Withdraw the assets in a lump-sum distribution.3


Pros

  • Immediate access to the assets
  • Choose how you spend or reinvest the assets

Cons

  • Taxes will reduce the amount you receive4
  • Cannot put assets back into former employer’s plan
  • Less opportunity for potential tax-deferred future growth

    Pros

  • Immediate access to the assets
  • Choose how you spend or reinvest the assets

    Cons

  • Taxes will reduce the amount you receive4
  • Cannot put assets back into former employer’s plan
  • Less opportunity for potential tax-deferred future growth

Roll over all or a portion of the assets to a traditional IRA.


Pros

  • Potential for future tax-deferred growth
  • Can make new contributions to rollover IRA5
  • Typically more investment choices and planning tools
  • Access to investment advice

Cons

  • Limited opportunity for early withdrawals without paying a 10% early-withdrawal additional tax (early tax is not due for amounts rolled over)
  • Loans are not available
  • Protection from creditors in bankruptcy only
  • Additional fees should be considered when moving assets to an IRA (for example, transfer fees may apply)

    Pros

  • Potential for future tax-deferred growth
  • Can make new contributions to rollover IRA5
  • Typically more investment choices and planning tools
  • Access to investment advice

    Cons

  • Limited opportunity for early withdrawals without paying a 10% early-withdrawal additional tax (early tax is not due for amounts rolled over)
  • Loans are not available
  • Protection from creditors in bankruptcy only
  • Additional fees should be considered when moving assets to an IRA (for example, transfer fees may apply)

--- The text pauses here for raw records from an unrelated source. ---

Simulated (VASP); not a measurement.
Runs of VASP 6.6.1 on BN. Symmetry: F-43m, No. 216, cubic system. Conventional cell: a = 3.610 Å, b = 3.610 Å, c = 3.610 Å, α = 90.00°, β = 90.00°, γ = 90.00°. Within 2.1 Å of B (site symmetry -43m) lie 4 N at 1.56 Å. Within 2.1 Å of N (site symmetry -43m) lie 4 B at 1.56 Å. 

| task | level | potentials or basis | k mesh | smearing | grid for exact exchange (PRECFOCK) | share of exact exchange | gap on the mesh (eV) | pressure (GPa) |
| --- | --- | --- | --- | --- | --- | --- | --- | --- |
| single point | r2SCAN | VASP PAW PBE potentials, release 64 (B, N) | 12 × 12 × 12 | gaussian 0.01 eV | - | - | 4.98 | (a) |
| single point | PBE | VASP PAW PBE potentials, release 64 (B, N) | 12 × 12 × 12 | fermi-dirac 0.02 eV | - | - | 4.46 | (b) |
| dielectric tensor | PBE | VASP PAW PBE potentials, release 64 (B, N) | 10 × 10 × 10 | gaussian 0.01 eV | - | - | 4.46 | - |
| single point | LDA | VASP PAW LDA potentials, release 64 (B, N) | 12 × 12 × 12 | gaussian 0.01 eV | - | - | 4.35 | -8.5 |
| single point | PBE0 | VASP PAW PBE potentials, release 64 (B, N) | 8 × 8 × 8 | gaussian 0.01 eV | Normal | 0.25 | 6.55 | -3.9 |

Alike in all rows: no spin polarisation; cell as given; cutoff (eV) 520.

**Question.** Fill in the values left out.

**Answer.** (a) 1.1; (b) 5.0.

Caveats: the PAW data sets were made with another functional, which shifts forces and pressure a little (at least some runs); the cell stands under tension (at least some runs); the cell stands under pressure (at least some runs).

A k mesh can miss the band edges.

Move the assets to your new employer’s retirement plan.


Pros

  • Access to potentially new investment choices
  • Avoid immediate taxes and a potential 10% early-withdrawal additional tax
  • Broad protection from creditor claims under federal law
  • Preserve tax-deferred growth potential
  • May not have to take Required Minimum Distributions if you are still working2
  • May be able to take a loan6

Cons

  • Some plans don’t allow rollovers6
  • There may be waiting periods or other restrictions6
  • Investment choices may be limited

    Pros

  • Access to potentially new investment choices
  • Avoid immediate taxes and a potential 10% early-withdrawal additional tax
  • Broad protection from creditor claims under federal law
  • Preserve tax-deferred growth potential
  • May not have to take Required Minimum Distributions if you are still working2
  • May be able to take a loan6

    Cons

  • Some plans don’t allow rollovers6
  • There may be waiting periods or other restrictions6
  • Investment choices may be limited

Convert all or a portion of the assets to a Roth IRA.


Pros

  • Withdrawals of contributions are federal income tax-free (taxes are paid at time of contribution)
  • Qualified withdrawals of any earnings7
  • Able to pass potential earnings to heirs federal income tax-free8
  • Original account owner doesn’t have to take required minimum distributions (RMDs)8
  • Potential hedge against rising taxes

Cons

  • Income taxes paid when you convert the assets
  • Loans are not available
  • Limited opportunity for early withdrawals
  • Protection from creditors in bankruptcy only
  • Additional fees should be considered when moving assets to an IRA (for example, transfer fees may apply)

    Pros

  • Withdrawals of contributions are federal income tax-free(taxes are paid at time of contribution)
  • Qualified withdrawals of any earnings7
  • Able to pass potential earnings to heirs federal income tax-free8
  • Original account owner doesn’t have to take required minimum distributions (RMDs)8
  • Potential hedge against rising taxes

    Cons

  • Income taxes paid when you convert the assets
  • Loans are not available
  • Limited opportunity for early withdrawals
  • Protection from creditors in bankruptcy only
  • Additional fees should be considered when moving assets to an IRA (for example, transfer fees may apply)

2 Decide which choice works for you

Everyone’s situation is different. There are many factors that you’ll want to take into consideration when deciding which choice, or combination of choices, is appropriate for you. Each choice may offer different investment options and services, fees and expenses, withdrawal options, required minimum distributions, and tax treatment and provide different protection from creditors and legal judgments.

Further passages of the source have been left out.